Mr. Shapiro was born on Jan. 27, 1924, in Chicago to Jacob Shapiro and the former Dorothy Cohen, Jewish immigrants, and spoke Yiddish before he spoke English. In his freshman year at Yale University, Pearl Harbor was bombed. “My grandfather had gotten him into West Point, which would have gotten him out of combat, but he enlisted because he wanted to go fight the Nazis,” his son Saul Shapiro said Tuesday.
He served as a gunner in an Army Air Forces B-17, flying 35 missions over Germany and Austria, for which he earned the Distinguished Flying Cross.
“There is a clarifying chill in those extreme situations,” Mr. Shapiro told his longtime companion, Galen Williams, in a 2001 interview in The Brooklyn Rail. “That’s why people like them. They do clear the head, and it was then that I understood that what I wanted to do with my life, whatever else I did, was to write poetry.”

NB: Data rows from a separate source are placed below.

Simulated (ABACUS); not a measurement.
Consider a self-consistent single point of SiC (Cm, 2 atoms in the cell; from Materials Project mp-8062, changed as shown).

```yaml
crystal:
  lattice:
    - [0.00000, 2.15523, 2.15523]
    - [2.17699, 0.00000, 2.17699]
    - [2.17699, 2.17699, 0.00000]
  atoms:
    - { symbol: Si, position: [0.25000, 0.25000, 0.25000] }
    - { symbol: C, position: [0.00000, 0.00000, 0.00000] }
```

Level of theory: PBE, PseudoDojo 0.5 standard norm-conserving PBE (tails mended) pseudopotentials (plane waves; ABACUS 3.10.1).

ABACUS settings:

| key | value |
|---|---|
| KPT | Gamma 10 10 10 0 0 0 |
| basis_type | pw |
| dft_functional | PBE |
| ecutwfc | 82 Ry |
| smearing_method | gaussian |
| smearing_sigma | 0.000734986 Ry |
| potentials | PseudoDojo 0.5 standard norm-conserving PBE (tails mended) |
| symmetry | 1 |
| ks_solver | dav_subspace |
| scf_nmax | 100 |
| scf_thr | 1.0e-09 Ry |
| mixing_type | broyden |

He returned to Yale after the war, graduating in 1947 with a bachelor’s degree in English, then earned a master’s in American literature from Columbia University in 1948. He considered joining the merchant marine as a radio operator, but there were no openings, he told The Star in 1997.
He taught at Cornell University and Bard College for a time, and while he liked “the process of teaching,” he said that being in a university setting started to make his poetry “too literary.”
He became an editor at Commentary magazine, “putting articles by sociologists and academics into English.”
“Editing is good, clean work. It’s satisfying to help to shape and focus an article, or an issue of the magazine,” he said in 1997. “Writing captions, writing headlines — all of those things are very satisfying.”
From Commentary, where he became the top editor, he moved to The New Yorker. He also worked briefly at The Village Voice, as poetry editor and ad salesman prior to his tenure at The Times.
Mr. Shapiro’s marriage to Edna Lewis Kaufman Shapiro, with whom he had two sons, ended in divorce. The family began coming to Amagansett in 1966 and bought a house there in 1967. From that point on, Mr. Shapiro spent “all of his summers and a lot of his time in and around East Hampton and Amagansett,” his son Saul said. He was close with many of the poets who called the area home and was “an avid weekend fisherman,” his son Dan Shapiro said.
By the time he became editor of the Book Review, he was a published poet with several books to his credit and many friends who were writers.
That, he said in 1997, “was something of a problem. Although I didn’t write reviews of books by poets, some poets tended to hold me responsible for what was written about them.” And then there was the pressure to review books by friends or friends of friends. “It was a hard but interesting job. I tried to read all of the significant books that came out. My days were filled with editing and I read every night.”
When work was finally through, he followed his muse. “If you are a poet, you have to find the time to write poetry. No matter what you’re doing, you arrange your life in such a way that there is time,” he said in The Brooklyn Rail interview. Among his other books were “National Cold Storage Company” (1988), “How Charlie Shavers Died and Other Poems” (2001), and “A Day’s Portion” (1994). He edited the anthology “Poets of World War II,” published in 2003.
Whether the medium was poetry or prose, Mr. Shapiro had a deep love of the written word. “It seems miraculous to me that you can place words on the page and that they stay there for centuries,” he said in 1997, reflecting on the 16th-century poet Sir Thomas Wyatt. “It’s always meant a lot to me that the voice can remain, so clearly, for so long.”
After my death, my desk,
which is now so cluttered,
will be bare wood, simple and shining,
as I wanted it to be in my life,
as I wanted my life to be.
In addition to Ms. Williams, his companion of 15 years, and his sons, Dan Shapiro of Yorktown Heights, N.Y., and Saul Shapiro of Brooklyn and East Hampton, Mr. Shapiro is survived by three grandchildren.
A private graveside service for Mr. Shapiro was held on Tuesday at Chevra Kadisha Cemetery in Sag Harbor. Rabbi William Siemers of Temple Israel in Riverhead officiated.
Memorials are being planned at St. Mark’s Church in the Bowery in the spring and at Canio’s Books in Sag Harbor in late spring or early summer.